13 Sep 2012

Hillsborough: police to consider referral to IPCC

As victims’ families call for prosecutions, South Yorkshire police say they are reviewing the Hillsborough report with a view to making a referral to the Independent Police Complaints Commission.

The report, published 23 years after the fatal disaster, criticised the police for altering witness statements and blamed other emergency services and the media for attempting to blame fans.

The Liverpool supporters died after a crush at Sheffield Wednesday’s Hillsborough stadium on 15 April, 1989, where their team were to play Nottingham Forest in an FA Cup semi-final.

The families of those who died said the report vindicated them and pledged to carry on the fight by pursuing criminal prosecutions against those who they said should “hang their heads in shame”.

Legal representatives for the families said that South Yorkshire police, Sheffield city council and Sheffield Wednesday FC could all face charges for corporate manslaughter.

In a statement on its website the South Yorkshire police force said it is “currently reviewing a wide variety of matters raised in the report of the Hillsborough Independent Panel with a view to making a referral to the Independent Police Complaints Commission. (IPCC)”

A spokeswoman explained that if a referral was made it would still be up to the IPCC to decide whether to investigate and then who should carry out any investigation.

The current Chief Constable of South Yorkshire Police David Crompton, has already said that “if someone has falsified something and it breaches the criminal law then, fair enough … they should face prosecution, let’s be clear about it.”

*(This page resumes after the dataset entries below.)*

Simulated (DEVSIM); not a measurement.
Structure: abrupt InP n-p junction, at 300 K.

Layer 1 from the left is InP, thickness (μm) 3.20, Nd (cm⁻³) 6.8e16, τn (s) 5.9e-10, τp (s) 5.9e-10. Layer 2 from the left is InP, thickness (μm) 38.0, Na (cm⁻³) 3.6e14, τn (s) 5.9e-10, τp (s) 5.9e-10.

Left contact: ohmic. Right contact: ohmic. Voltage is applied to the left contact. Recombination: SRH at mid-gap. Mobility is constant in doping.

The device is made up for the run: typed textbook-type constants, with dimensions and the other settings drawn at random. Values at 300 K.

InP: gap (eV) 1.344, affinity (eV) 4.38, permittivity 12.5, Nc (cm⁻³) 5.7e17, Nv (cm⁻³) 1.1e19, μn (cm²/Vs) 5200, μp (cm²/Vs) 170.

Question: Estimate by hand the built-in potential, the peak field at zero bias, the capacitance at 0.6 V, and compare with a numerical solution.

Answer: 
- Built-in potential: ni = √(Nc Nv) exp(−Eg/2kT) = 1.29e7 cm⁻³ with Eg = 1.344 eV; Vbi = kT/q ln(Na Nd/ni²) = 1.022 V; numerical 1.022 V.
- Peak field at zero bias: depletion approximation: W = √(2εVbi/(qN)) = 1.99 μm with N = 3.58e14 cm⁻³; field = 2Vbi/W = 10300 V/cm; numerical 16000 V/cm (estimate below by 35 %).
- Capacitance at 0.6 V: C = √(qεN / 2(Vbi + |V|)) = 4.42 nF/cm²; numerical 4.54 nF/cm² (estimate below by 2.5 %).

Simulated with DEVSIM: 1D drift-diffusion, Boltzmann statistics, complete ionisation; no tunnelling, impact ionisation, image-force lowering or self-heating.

“I never altered a statement nor asked for one to be altered.” Sir Norman Bettison, chief constable, West Yorkshire Police

The most senior serving police officer involved with the Hillsborough operation said he had “nothing to hide.” Sir Norman Bettison, who is now the Chief Constable of West Yorkshire, was an off-duty police inspector present at the Hillsborough ground when the disaster unfolded. In a statement issued on Thursday, Mr Bettison reiterated that the behaviour of fans had made the job of the police “harder than it needed to be”:

“Fans behaviour, to the extent that it was relevant at all, made the job of the police, in the crush outside Leppings Lane turnstiles, harder than it needed to be. But it didn’t cause the disaster any more than the sunny day that encouraged people to linger outside the stadium as kick off approached.”

Mr Bettison denied any involvement in the subsequent police cover-up in which of 164 statements from South Yorkshire officers, 116 were substantially amended to remove or alter comments that were unfavourable to South Yorkshire police:

“I never altered a statement nor asked for one to be altered.”

The families, largely represented by the Hillsborough Families Support Group will meet in the coming days to discuss how they take matters further. Their first step will be to start the process of overturning the inquest verdicts of accidental death, which is already being considered by the Attorney General, Dominic Grieve.

“They were a disgrace, they were a mockery and the system should be ashamed of itself. The fight will go on,” said Margaret Aspinall, chairwoman of the Hillsborough Families Support Group.

Read more: Key findings of the report

The original inquest into the deaths said that the 96 Hillsborough dead had suffered traumatic asphyxia, and were dead within minutes of the crush. This had led to the claim that beyond 3:15pm no actions could have been taken to change the fate of those killed that day. However this assumption was contradicted by the new report.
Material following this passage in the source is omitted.